Example of uniform but not normal convergence

Question

Let's consider a function series defined as follows. For every $n\in \mathbb N, n\gt 1$, let $ f_n(x):= \frac{1} {n} $ if $x=\frac{1} {n}$ and $f_n(x)=0$ $x\neq\frac{1} {n}$. Prove, using the definition of uniform convergence and the Weierstrass M-test, that $$\sum_{n=1}^{+\infty }f_n(x) $$ converges uniformly but not normally in $\mathbb R$. (I assume a series is normally convergent if $\sum_{n=1}^{+\infty } sup \{ \vert f_n(x) \vert \} $ converges)

My attempt.

For every $n$, $sup \{ \vert f_n(x) \vert; x \in \mathbb R \}= \frac{1} {n} $ and the harmonic series diverges. So we don't have normal convergence. Though, I'm not sure how to do with the uniform convergence. It may seem a trivial question, but I got lost with the epsilons and the supremums. I suspect that it converges to the 0 function, but $ sup \{ \vert \sum_{k=1}^{n} f_k(x) \vert; x \in \mathbb R\} \ge 1=f_1(1)=\sum_{k=1}^{n} f_k(1)$, so it does not tend to 0.

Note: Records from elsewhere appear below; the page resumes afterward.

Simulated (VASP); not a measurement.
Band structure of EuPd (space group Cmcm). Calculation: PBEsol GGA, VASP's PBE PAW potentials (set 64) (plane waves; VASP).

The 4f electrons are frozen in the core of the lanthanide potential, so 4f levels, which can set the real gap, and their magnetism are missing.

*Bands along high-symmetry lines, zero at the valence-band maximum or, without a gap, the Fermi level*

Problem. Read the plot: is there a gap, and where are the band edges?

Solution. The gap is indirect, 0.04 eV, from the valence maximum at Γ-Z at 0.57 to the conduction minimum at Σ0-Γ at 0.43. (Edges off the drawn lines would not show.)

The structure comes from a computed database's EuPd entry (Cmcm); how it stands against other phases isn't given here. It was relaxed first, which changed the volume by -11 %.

Any help, using the definition or the epsilon?

Answer 1

Given $\epsilon > 0$, note that with $m > n > N$ and $\frac{1}{N} < \epsilon$

$$\left|\sum_{j=n+1}^m f_j(x) \right| = \begin{cases}0, &x \neq \frac{1}{p} \, \text{ where }\,\, p \in \mathbb{N},\\ 0, &x = \frac{1}{p}\, \text{ where }\,\, p \in \mathbb{N}, p \not\in(n,m]\\ \frac{1}p, & x= \frac{1}{p} \, \text{ where }\,\, p \in \mathbb{N}, n < p \leqslant m \end{cases} $$

Since $\frac{1}{p} < \frac{1}{n} < \frac{1}{N} < \epsilon$, it follows that for all $m > n > N$ and all $x \in \mathbb{R}$,

$$\left|\sum_{j=n+1}^m f_j(x) \right| < \epsilon$$

and we have uniform convergence of the series by the Cauchy criterion.

Answer 2

My initial attempt mixed up. I was looking at the right sum, but drew the wrong conclusion. I must not be feeling well today, because it's the second answer I've screwed up.

Let $$S=\left\{1/n\mid n\in \mathbb{Z}^+\right\}$$ Then it's obvious that the sum converges pointwise to $$f(x)=\begin{cases}x,&x\in S\\0,&\text{otherwise}\end{cases}$$ because for each $x$, $f_k(x)\neq0$ for at most one value of $k$. Then we have $$f(x)-\sum_{k=1}^nf_k(x)=\begin{cases}x,&x\in S, \frac1x>n\\0,&\text{otherwise}\end{cases}$$

For all $n>\frac1\varepsilon$, the above difference is $<\varepsilon$, so the convergence is uniform.

In answer to your comment, note that $$\left\lvert f(x)-\sum_{k=1}^nf_k(x)\right\rvert=\left\lvert\sum_{k=n+1}^nf_k(x)\right\rvert$$ and uniform convergence means that the last expression is uniformly small.